Wednesday, June 10, 2015

To Kandinsky’s Moment of Disorientation that Created Abstract Art

Kandinsky's "The Blue Rider." Before he made the leap to abstraction

He walked into the studio late, just to grab something on his way out. He wasn’t thinking about art, the empty canvas rolled in the corner, the paint on the table, the worry that kept him up last night that once he is finished with the piece he’s working on now, he won’t know what he will do next. Inspiration is both a matter of patience and effort. He was afraid he had little left of both.

Summer. Late-setting sun. A low window in the studio. He opened the door and on the ground, his box filled with tubes of paint. Next to it, a chair. The way the light hit them, he did not see “box” and “chair,” he saw “yellow.” He felt the space around the color as empty and the space in the color as full. He felt the weight of it all in his chest. When he glanced around the room, he saw the lines between the things disappear and the colors scored the evening.
Kandinsky's "Composition 2" often considered a turning point in his work and in abstract art
And then it quickly re-assembled. Easel (function), oil cloth (function), brush (function), vase (function). And me, he thought. Here, in this room. I paint (function). But is "painter" what I am? Is it what  I do, even?

Being human is more than the sum of our actions. He believed this. And if it’s true for people, it’s true for the world we live in, the world we love. And this is what he wanted to paint, not the visible: haystack, cafe scene in Paris, that beach in Southern France. He wanted to paint what was outside the visible, underneath the visible, deep within the visible: all the other ways we know the things around us, all the other ways we know ourselves.

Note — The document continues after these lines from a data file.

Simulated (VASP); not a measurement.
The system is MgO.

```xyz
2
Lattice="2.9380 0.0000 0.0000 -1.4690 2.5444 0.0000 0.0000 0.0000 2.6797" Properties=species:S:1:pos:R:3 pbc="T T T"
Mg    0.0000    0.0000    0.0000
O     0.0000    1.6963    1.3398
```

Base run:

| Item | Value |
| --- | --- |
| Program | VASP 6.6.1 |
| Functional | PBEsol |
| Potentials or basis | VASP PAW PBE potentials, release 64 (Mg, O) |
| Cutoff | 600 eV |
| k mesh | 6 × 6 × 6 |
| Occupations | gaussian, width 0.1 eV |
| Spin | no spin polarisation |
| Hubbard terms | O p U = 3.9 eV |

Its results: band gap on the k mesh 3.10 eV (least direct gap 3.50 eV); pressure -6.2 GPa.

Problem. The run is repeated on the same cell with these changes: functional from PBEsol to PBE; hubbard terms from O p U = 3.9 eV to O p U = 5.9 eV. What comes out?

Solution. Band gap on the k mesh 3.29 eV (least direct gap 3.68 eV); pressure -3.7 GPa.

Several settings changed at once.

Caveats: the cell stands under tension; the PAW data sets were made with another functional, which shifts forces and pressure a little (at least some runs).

He pulled out the color and painted the color, not the lines that contained the color. He composed more than he painted, harmonized more than blended, improvised more than sketched. He painted spirit to spirit, because if music, the very abstraction of sound, could move us closer to heaven, then color could do the same. Look at the greeen. Dream of the yellows. Study everything in the red. Let the blue speak. It has the voice of God. Wordless.
Kandinsky's "Composition X." He believed paintings could be composed like music.